The perpendicular bisectors of the three sides of any triangle must be concurrent, as is well-known. However, this is not true of quadrilaterals. For quadrilaterals, the four perpendicular bisectors may be concurrent, or not. So when must they be?

The answer: when a pair of opposite angles in the quadrilateral are right angles.

Why is this the case? Well, it’s a consequence of what happens in triangles to this point of concurrence, called the circumcenter. In right triangles — and only in right triangles — the circumcenter falls on a side of the triangle, and that side is always the hypotenuse, with the circumcenter located at its midpoint. If a quadrilateral has two right angles as a pair of opposite angles, as ABCD does in the diagram above, then it can be split into two right triangles with a common hypotenuse, as shown — and that hypotenuse’s midpoint will then be the point of concurrence of all four perpendicular bisectors of the sides of the quadrilateral.

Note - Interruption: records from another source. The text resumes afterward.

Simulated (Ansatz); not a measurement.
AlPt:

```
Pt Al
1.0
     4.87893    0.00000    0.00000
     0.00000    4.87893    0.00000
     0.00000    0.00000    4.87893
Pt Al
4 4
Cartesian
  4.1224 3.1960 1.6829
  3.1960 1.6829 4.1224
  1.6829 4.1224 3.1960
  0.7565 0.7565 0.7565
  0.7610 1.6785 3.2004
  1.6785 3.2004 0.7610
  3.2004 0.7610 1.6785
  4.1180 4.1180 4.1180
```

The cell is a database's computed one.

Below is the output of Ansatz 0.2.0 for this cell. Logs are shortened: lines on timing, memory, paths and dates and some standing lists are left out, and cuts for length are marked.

[Later edit:  my friend Andrew make the following comment, when I posted a link to this post on Facebook. I appreciate it when my friends make such corrections.]

“Actually, the Perpendicular Bisectors are concurrent for any Cyclical Quadrilateral. (Opposite angles sum to 180 degrees). Even Non-convex Cyclical Quadrilaterals have this property (Note a Non-convex Cyclical Quadrilateral must be self-intersecting). All Cyclical Quadrilaterals can be circumscribed by a circle.”

For proof, consider the cyclical or non-cyclical quadrilateral (or higher polygon, as well), together with its circumscribed circle. All sides of this polygon are chords of this circle, and perpendicular bisectors of chords pass through the circle’s center — the point of concurrency.